We’re excited to introduce two new Alexa capabilities that will help create a more natural and intuitive voice experience for your customers. Starting today, you can enable Alexa to respond with either a happy/excited or a disappointed/empathetic tone in the US. Emotional responses are particularly relevant to skills in the gaming and sports categories. Additionally, you can have Alexa respond in a speaking style that is more suited for a specific type of content, starting with news and music. Speaking styles are curated text-to-speech voices designed to create a more delightful customer experience for specific content. For example, the news speaking style makes Alexa’s voice sound similar to what you hear from TV news anchors and radio hosts. To learn more, check out our technical documentation for emotions here and speaking styles here.
Alexa emotions use Neural TTS (NTTS) technology, Amazon’s text-to-speech technology that enables more natural sounding speech. For example, you can have Alexa respond in a happy/excited tone when a customer answers a trivia question correctly or wins a game. Similarly, you can have Alexa respond in a disappointed/empathetic tone when a customer asks for the sports score and their favorite team has lost. Early customer feedback indicates that overall satisfaction with the voice experience increased by 30% when Alexa responded with emotions. Check out the following examples and compare them to the neutral tone:
Alexa’s new speaking styles also use Neural TTS (NTTS) technology. Starting today, you can enable 2 different speaking styles in the US: news and music. In Australia, you can enable an Australia-specific news speaking style. The news and music speaking styles tailor Alexa’s voice to the respective content being delivered by changing aspects of speech such as intonation, which words are emphasized, and the timing of pauses. While conducting ‘blind listening’ tests, the news style was perceived to be 31% more natural than Alexa’s standard voice and the music style was perceived to be 84% more natural. Check out the following examples and compare them to the standard voice.

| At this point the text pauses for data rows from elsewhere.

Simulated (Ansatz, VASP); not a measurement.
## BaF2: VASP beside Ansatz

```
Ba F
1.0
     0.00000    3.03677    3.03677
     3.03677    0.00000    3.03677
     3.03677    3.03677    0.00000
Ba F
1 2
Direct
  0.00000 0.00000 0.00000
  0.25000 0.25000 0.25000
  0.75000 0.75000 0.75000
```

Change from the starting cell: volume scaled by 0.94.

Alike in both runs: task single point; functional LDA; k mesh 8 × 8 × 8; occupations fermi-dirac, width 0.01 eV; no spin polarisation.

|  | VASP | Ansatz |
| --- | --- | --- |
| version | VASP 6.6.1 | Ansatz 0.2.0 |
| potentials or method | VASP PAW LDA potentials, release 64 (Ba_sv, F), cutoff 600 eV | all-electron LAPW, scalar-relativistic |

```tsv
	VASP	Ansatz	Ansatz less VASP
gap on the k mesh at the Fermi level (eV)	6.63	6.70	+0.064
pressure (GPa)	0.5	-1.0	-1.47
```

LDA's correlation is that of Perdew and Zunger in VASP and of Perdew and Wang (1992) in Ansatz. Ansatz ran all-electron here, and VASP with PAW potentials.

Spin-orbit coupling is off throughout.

To get started with Alexa emotions, you can use the newly published SSML tags. Simply wrap Alexa’s response with the appropriate SSML tag (‘excited’ or ‘disappointed’) and the level of intensity with which the emotion should be applied to the response (‘low’, ‘medium’ or ‘high’). Please note that both parameters (type of emotion and intensity) must be specified for the SSML tag to work correctly:
<amazon:emotion name="excited" intensity="medium">Christina wins this round!</amazon:emotion>
<amazon:emotion name="disappointed" intensity="high">Here I am with a brain the size of a planet and they ask me to pick up a piece of paper.</amazon:emotion>
To get started with speaking styles, use the syntax associated with the appropriate speaking style below:
<amazon:domain name="news">TA miniature manuscript written by the teenage Charlotte Bronte is returning to her childhood home in West Yorkshire after it was bought by a British museum at auction in Paris. </amazon:domain>
<amazon:domain name="music">Sweet Child O’ Mine by Guns N’ Roses became one of their most successful singles, topping the billboard Hot 100 in 1988. Slash’s guitar solo on this song was ranked the 37th greatest solo of all time. Here’s Sweet Child O’ Mine. </amazon:domain>
Please note that skill developers in Australia should use the same <amazon:domain name=“news”> SSML tag, and we will automatically use the news (AU) speaking style based on the locale of the skill.